Republican presidential nominee Mitt Romney has announced the leadership team of his Hispanic Steering Committee, “Juntos Con Romney”. The steering committee will largely help guide the Romney campaign’s efforts among Hispanic voters and leading that effort will be its National Chairmen, Former Secretary of Commerce Carlos Gutierrez, Former Attorney General of Puerto Rico Jose Fuentes, and Former Administrator of the Small Business Administration Hector Barreto.
Other prominent Hispanic leaders from across the country serving on the leadership team include his national Advisory Board members, Rep. Ileana Ros-Lehtinen (FL), Former Sen. Mel Martinez (FL), Rep. Jaime Herrera Beutler (WA), Former Rep. Lincoln Diaz-Balart (FL), Rep. Mario Diaz-Balart (FL), Rep. Raul Labrador (ID), Rep. Quico Canseco (TX), Former Interior Secretary and Former Rep. Manuel Lujan (NM), State Rep. Anitere Flores (FL), George P. Bush, Rudy Fernandez, Josefina Carbonell, and Cari Dominguez.

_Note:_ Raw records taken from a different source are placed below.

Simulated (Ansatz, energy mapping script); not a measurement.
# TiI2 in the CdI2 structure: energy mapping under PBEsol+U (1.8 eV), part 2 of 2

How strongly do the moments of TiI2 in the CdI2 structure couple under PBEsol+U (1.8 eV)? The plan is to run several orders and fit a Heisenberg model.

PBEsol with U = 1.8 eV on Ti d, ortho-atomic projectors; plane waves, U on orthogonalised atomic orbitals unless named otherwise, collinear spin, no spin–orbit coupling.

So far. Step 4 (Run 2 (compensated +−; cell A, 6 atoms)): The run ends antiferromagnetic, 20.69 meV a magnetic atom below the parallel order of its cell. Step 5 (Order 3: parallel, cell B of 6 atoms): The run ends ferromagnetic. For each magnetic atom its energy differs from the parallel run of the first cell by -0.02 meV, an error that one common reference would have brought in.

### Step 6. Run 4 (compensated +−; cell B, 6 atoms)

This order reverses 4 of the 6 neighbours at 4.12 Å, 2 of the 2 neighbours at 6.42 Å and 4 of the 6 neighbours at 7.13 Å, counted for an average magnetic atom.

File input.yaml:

Romney also announced that the honorary co-chars of Juntos Con Romney are Puerto Rico Governor Luis Fortuno, Nevada Governor Brian Sandoval, New Mexico Governor Susana Martinez, and Florida Senator Marco Rubio, all of whom are on White House 2012’s long list of possible vice presidential choices for Romney.
The addition of Rubio as an honoracry chair comes just days after Obama chief political advisor, David Axelrod, declared that if Romney chose Marco Rubio to be his vice presidential running mate, it would be “an insult to the Hispanic community”.
From my perspective, Republicans having Rubio on their side or their tiicket is not an insult, it’s simply an injury to Democrats that they will have to try to endure. But the left is getting used to injuries. The recent defeat of them and their agenda in Wisconsin have helped to highlight the fact that they have been injured quite a lot lately. The Hispanic-American community which has unemployment levels and child poverty levels that are far above the national levels is just one of many groups that Democrats are slowly being hurt by.
Contrary to David Axelrod’s contention that Romney joining forces with a respected Hispanic such as Rubio would be an insult to Hispanics, it would seem more likely that many in the Hispanic community are instead insulted by the Obama economic policies and the liberal culture of dependency on the federal bureaucracy, and the lack of opportunity that the Obama Administration has created for people of all backgrounds to improve their lot in life.
In the wake of Romney’s announcement about Juntos Con Romney, the campaign released the following statement from Senator Rubio which belied those facts. According to Rubio;
“No community values entrepreneurship and small business more than the Hispanic community.
“Unfortunately, President Obama’s failed policies of new regulations, higher taxes, and Obamacare and his anti-business rhetoric have hit Hispanics especially hard. Big government really hurts those who are trying to make it. And with unemployment still abysmally high, the Obama economy is crushing Hispanics’ dreams for their children to live a better life.
The Hispanic community cannot afford four more years of double-digit unemployment and higher levels of poverty. Mitt Romney will stop the attacks on job creators, encourage entrepreneurs to chase their dreams, and bring good jobs and a better future to all Americans.” said the Florida Senator.
For his part, One of Romney’s new steering committee national chairmen, Former Secretary of Commerce Carlos Gutierrez ,stated;
“The Hispanic community has been especially hard-hit by President Obama’s policies. Instead of spurring economic growth and creating jobs, President Obama has only expanded government and hurt job-creation. We need a leader who will bring back jobs, help small businesses, and ensure that the American Dream remains for future generations. Mitt Romney has a proven record of creating jobs both in the private sector and as governor. Together with Mitt Romney, we will be able to do what President Obama has failed to do: fix the economy, create jobs, and get our country on the right track again.”
The Hispanic vote is seen as a an importgant part of the Romney formula for victory in November. As the fastest growing population in the nation, if the G.O.P. fails to make significant inroads with a substantial portion of the Hispanic vote, that community’s influence in several key states such as Florida, Ohio, Virginia, and New Mexico, could put the all important winning number of 270 electoral votes out of Romney’s reach.
Meanwhile, each of the honorary national co-chairs that Romney appointed to his Hispanic steering committee represent some of the G.O.P.’s brightest stars, and not only will they help to advance Romney’s agenda among Hispanic-Americans, each would bring their own positive aspects to the Republican presidential ticket if they occupied it with Romney. Which makes it easy to understand why each of them were sought out by Romney and why each of them must also be considered potential Romney running mates.